Project Proposal Summary
The Spirit of Stivenson Magloire: An Artistic Investigation
Stivenson Magloire (1963-94) was stoned to death in broad daylight on a Port-au-Prince street; the reasons for his unsolved murder have been a source of much speculation. During a January, 2015 trip to Haiti, Edouard Eloi, Rachel Hadas, Frantz Mennon, and I followed some investigative threads through recorded interviews, archival research, and deepening our knowledge of Magloire’s astonishing art, art which survives and transcends his death, in the places where it was created. Much of Magloire’s art and story remains in Haiti.
Although Haitian art has many admirers in North America, Magloire’s art remains less well known than it deserves to be, especially in the literary and academic communities, which would be among the chief audiences for the proposed work. When people hear Magloire’s story and above all see his art, they are inevitably excited and curious. This project pulls together threads of Haitian culture and politics, art history, human drama, and poetry in an elegant and accessible way.

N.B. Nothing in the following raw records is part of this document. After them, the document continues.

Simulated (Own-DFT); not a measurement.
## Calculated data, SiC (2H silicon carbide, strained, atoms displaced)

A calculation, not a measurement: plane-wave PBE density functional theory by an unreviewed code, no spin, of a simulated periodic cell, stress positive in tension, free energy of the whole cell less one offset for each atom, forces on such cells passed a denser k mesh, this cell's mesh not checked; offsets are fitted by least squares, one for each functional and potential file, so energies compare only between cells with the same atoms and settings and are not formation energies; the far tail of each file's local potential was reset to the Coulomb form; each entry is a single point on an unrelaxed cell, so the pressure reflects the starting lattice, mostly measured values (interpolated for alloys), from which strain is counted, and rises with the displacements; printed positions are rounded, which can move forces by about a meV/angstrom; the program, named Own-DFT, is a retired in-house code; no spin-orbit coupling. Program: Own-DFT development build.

Film projects are inherently interdisciplinary, experiential, and require the organization of experts in various fields. The core group in this project consists of a technical director, translator/guide, production manager, and writer. Each member of the team is currently volunteering time and using institutional and personal funds for travel expenses. I am the technical director able to record visuals and sounds, light sets, and be responsible for other details. The translator/guide served in this position during our last visit to Haiti. It is important to note that he has a long relationship with Haitian art and artists and sensitive to their cultural importance in Haiti. Co-Producer and Cameraman Edouard Eloi also continues to use his years of experience as a media activist and manager to schedule and support all aspects of production. Gorewitz and Eloi previously collaborated on The Last Tourist which was broadcast on PBS. Renowned poet, Rachel Hadas, a professor of English at Rutgers, is writing the script and will help conduct interviews. Her forthcoming poem in Poetry magazine inspired by her first exposure to Magloire’s work, ponders the painter’s distinctive visual language: “an iconography/written in a grisly alphabet/yet full of life, the haunting gaze direct,/transcending Death. Death had in winning lost./Art trumped death and life trumped art.” This group, with the support of Ramapo and Rutgers students will work collaboratively on edits and new investigative leads.
The Spirit of Stivenson Magloire will fuse styles and genres to investigate his life, death, and work. The French/Creole/English soundtrack will include interviews with artists, critics, friends, family, and curators about Stivenson. Magloire’s engagement with Voudon places him in a tradition explored by Zora Neale Hurston, Maya Deren, Selden Rodman, and others. It is time for a fresh, accessible look, at once poetic and scholarly, at Magloire’s tragically truncated career in its cultural context.
We’re living in a key cultural moment, when interest in Afro-Caribbean culture is at an all-time high at the same time that generic crossover in literature (poetry/memoir; narrative/analysis) is in the process of creating new forms. The Spirit of Stivenson Magloire will be a dynamic contribution to this cutting-edge development, as well as a furthering of my own increasing interest in putting the dead into cultural conversation with the living.
7) Budget Needs
We are seeking support for translation of French and Creole into English; English into French and Creole; audio enhancements; and a final short visit to Haiti with quick stops in Miami and Pittsburgh to complete interviews.
Any foundation support as well as help from individuals will be fully acknowledged in the film credits and all associated materials.